No doubt Dana Faletic will be hoping she is as ecstatic on her 35th birthday, which coincides with her rowing quad scull final, as Deavin is on his 28th.
But even for those 13 Tasmanian Olympians without birthdays, the next fortnight looms as a celebration of their life's journey.
Whether attending a first Games as a teenager, like Amy Cure and Jackson Woods, or a fifth with 20 more years on the clock, like Anthony Edwards, they are all chasing the same prize.
With just three days to go before the opening ceremony (and Deavo's party), it is an opportune time to take stock of how impressive this contribution is.
My last job as a journalist in England before transportation for the term of my natural life to Van Diemens Land was as sports editor of the West Sussex County Times.
West Sussex is a county on the south coast with a population, not to mention climate, similar to Tasmania. Mr Google has just informed me it is now around 800,000 but for the decade or so that I worked there it was closer to the half a million Tasmania now has.
In that decade I reported on one Olympian from the county - Mark Rowland, a lithe middle distance runner who won a bronze medal in the 1988 steeplechase in what remains a British record time.
There was also shooter Richard Faulds, who beat Russell Mark to the double trap title in Sydney and gave us the headline ``The man with the golden gun'' (we thought it was original), but he didn't actually start shooting until he moved to Hampshire as a nipper.
So that's one Olympian. In a decade. There may have been more - I may not have been as thorough back then - but certainly not many more.
Contrast that to 15 (plus three selected Paralympians) from a smaller population at this Games alone. And that on the back of double figures at each of the previous five summer Olympics.
When the likes of Scott Brennan and Matt Goss talk about never feeling disadvantaged by coming from Tasmania, it is worth the next generation of elite athletes listening.

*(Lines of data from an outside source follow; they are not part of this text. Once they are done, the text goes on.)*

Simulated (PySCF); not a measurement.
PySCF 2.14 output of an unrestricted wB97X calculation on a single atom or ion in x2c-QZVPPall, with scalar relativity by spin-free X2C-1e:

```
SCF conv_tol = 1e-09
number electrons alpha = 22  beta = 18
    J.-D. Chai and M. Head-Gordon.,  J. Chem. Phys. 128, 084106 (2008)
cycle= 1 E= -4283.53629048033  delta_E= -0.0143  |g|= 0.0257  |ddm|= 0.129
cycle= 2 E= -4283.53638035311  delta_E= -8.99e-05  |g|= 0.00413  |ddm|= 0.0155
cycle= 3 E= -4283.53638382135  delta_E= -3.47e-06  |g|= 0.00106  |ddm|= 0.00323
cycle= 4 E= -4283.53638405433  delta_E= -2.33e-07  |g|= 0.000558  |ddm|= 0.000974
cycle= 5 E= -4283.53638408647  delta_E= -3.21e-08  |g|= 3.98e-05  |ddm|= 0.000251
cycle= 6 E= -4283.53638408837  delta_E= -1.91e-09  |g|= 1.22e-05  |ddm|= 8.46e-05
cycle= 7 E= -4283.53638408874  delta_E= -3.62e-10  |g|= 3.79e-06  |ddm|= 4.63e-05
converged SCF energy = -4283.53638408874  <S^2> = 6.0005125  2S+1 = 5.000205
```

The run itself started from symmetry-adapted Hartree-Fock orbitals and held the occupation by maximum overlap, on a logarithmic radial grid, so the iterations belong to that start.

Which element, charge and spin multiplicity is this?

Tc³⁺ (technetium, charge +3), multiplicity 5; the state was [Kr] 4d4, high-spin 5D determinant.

Olympics and world championships can be both reached, and won, from here.
And there is no reason why the St Leonards hockey centre, Hobart's Domain athletics track, the Silverdome, the Huon River, Rosevears cycle loop, Latrobe Boxing Club and many other similar venues cannot continue the production line.
Those 15 Tasmanians are now confronted with the task of converting selection into success.
That won't be easy, not least against a buoyant home nation that exceeded expectations at soccer's Euro 2012, finally produced a Wimbledon male finalist, whitewashed the cricket series against Australia, finished a dominant Tour de France yesterday with first place, second place and a fourth straight win on the Champs Elysees and is still celebrating the Queen's jubilee.
Massive financial input and a developmental program unashamedly based on Australia's has doubtless increased the number of Mark Rowlands.
But my money's staying on Tasmania finishing above West Sussex in the medal table.